Aviz Networks podcast outlines how AI changes networking strategy
Aviz Networks podcast episode 3 outlines how AI affects networking in two directions: redesigning infrastructure for AI workloads and using automation inside network operations. The shift changes how enterprises measure performance, plan architectures, and manage costly GPU compute.
Research Overview
The episode features Roy Chua and Vishal Shukla discussing changes in infrastructure, operations, and business priorities as AI adoption grows. The discussion targets CIOs, network leaders, and other enterprise decision-makers making network choices for AI programs.
The conversation frames two categories of work: networks built for AI workloads such as large GPU clusters and AI data movement, and AI applied to network operations via automation and autonomous decision-making.
Key Findings
AI reshapes networking across infrastructure and operations. On the infrastructure side, networks are redesigned to support training and inference architectures and the related traffic patterns and compute demand.
On the operations side, the episode describes operational automation and agentic systems that perform tasks and decision-making with reduced manual effort. The speakers also note that many organizations are further along on building AI infrastructure than on operational transformation.
Technical Breakdown
The episode distinguishes “networks for AI” from “AI for networks.” Networks for AI are discussed in the context of high-throughput data movement and large GPU cluster workloads used in training and inference.
For AI for networks, the episode describes operational changes driven by automation and autonomous decision-making systems. It also emphasizes system-level thinking across networking, compute, and storage rather than optimizing each area in isolation.
Operational Impact
The discussion highlights a shift in network KPIs away from uptime toward usage and efficiency metrics. With GPUs framed as high-cost compute engines, underutilization is presented as a business risk tied to network performance.
The episode ties network performance to model efficiency, token generation speed, and overall compute system performance. It also links operational maturity to the ability to optimize, manage, and extract value from AI-ready environments.
Architecture and Strategy Considerations
The episode recommends a balanced approach between vertical integration and openness. It suggests vertically integrated solutions when time-to-market and rapid deployment are prioritized, including full-stack architectures for AI infrastructure rollout.
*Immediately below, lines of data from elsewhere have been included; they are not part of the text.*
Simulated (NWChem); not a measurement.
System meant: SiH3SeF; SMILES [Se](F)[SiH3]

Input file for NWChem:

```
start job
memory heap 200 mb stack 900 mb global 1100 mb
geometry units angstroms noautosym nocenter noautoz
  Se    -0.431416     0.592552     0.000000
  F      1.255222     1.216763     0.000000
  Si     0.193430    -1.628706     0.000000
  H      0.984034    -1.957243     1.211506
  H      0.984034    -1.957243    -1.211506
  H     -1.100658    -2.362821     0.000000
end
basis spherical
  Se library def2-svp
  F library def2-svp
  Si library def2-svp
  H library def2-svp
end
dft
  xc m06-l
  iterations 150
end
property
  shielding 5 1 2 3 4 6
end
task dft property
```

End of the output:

It describes openness as more relevant to the operational layer, citing flexibility, cost control, and future adaptability. The episode also identifies warning signs when networks are not AI-ready, including weak scaling, limited flexibility for new technologies, rising operational costs, and lack of system-level co-design across network, compute, and storage.
Overall, the episode characterizes AI networking as a combined infrastructure and operations problem, with KPI shifts toward utilization and efficiency and with greater coupling across network, compute, and storage. This Blog Signals brief is a fact-based summary of the vendor blog.